They were found deep below Earth's surface, provide vital
information about our climate's history and, for the first time,
will be publicly displayed in their full freezing glory. Three
pieces of ice core, drilled from the Antarctic icecap, one
containing bubbles of air from the year 1410, will this week be
installed in a glass-fronted freezer cabinet in the Science Museum
in London's new Atmosphere gallery.
Set for its opening by Prince Charles on Friday, the gallery has
been designed to outline the basics of climate science and explain
why researchers believe human activity is now having a pronounced
impact on weather patterns. "This gallery will show how scientists
have acquired their knowledge about Earth's climate history – with
our ice cores providing some of the most telling examples," says
museum director Chris Rapley.
Air gets trapped by snow as it falls. Then more snow falls on top.
Pressure builds up and snow is eventually converted into ice – with
air bubbles trapped inside. The deeper you drill, the older the ice
– and air bubbles – that you find. "If you drill several kilometres
down you find samples that are almost a million years old," says
Rapley. "That is why we think of ice cores as treasure troves of
climate history."
By drilling down to a particular layer, the oxygen isotopes in a
core sample's air bubbles will tell you the global temperature for
the time that the air was trapped in snowflakes. This temperature
can then be compared with the air's carbon dioxide content.

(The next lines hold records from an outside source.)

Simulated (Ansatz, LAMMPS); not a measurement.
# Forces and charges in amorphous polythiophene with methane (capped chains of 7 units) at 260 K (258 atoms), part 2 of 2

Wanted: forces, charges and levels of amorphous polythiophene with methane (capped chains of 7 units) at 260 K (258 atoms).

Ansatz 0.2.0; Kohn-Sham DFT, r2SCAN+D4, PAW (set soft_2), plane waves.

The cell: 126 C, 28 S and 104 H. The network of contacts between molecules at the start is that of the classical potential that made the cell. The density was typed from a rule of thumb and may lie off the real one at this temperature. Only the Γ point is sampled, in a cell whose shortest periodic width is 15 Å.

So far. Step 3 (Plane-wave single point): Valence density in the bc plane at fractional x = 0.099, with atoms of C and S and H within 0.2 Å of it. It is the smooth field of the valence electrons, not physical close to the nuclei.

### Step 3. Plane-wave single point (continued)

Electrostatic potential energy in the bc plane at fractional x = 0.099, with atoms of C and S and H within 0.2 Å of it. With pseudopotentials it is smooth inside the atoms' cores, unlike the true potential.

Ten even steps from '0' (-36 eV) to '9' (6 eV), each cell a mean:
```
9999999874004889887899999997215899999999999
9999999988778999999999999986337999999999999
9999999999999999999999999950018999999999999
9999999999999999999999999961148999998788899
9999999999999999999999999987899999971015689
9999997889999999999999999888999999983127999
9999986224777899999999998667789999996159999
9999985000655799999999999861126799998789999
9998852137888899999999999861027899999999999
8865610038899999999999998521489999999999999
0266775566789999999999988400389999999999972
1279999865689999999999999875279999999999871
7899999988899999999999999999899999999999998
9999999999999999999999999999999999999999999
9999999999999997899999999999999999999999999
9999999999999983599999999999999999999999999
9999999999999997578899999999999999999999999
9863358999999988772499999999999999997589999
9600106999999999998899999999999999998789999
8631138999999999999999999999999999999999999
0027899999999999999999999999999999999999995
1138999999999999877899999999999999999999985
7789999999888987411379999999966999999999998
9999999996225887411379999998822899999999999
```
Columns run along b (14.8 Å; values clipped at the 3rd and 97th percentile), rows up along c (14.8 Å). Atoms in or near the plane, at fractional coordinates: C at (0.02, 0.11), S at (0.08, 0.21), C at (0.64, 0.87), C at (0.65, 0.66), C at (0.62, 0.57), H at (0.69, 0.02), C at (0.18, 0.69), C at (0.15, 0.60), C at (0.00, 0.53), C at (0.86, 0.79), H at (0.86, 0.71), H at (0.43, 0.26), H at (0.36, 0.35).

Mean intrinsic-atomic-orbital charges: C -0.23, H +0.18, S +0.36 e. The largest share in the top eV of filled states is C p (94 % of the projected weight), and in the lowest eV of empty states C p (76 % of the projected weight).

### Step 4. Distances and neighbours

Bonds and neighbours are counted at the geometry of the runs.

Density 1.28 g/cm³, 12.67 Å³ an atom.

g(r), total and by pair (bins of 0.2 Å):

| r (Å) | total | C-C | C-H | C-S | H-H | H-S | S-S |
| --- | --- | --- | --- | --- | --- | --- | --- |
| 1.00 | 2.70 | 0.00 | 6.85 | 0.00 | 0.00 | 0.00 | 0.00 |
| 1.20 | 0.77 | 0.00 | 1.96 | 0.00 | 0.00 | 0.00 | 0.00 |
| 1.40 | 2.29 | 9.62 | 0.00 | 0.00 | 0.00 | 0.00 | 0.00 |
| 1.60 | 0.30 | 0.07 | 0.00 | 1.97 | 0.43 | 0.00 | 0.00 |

Similarly, salt and dust contamination provides information about
sea levels and the spread of deserts across the globe at any given
time over the last 800,000 years. Such information has been key to
the prediction of future global weather patterns and will form an
important background to this week's climate talks in Cancun, Mexico.
"The one critical feature we get from these measurements is that the
temperature of Earth's atmosphere and its carbon dioxide content are
locked together in a coupled system," adds Rapley. "If one of those
variables increases, the other will also rise. Hence the worry about
the amounts of carbon dioxide we pump into the atmosphere. If
unchecked, these could lead to global temperature rises of up to six
degrees Celsius by the end of the century."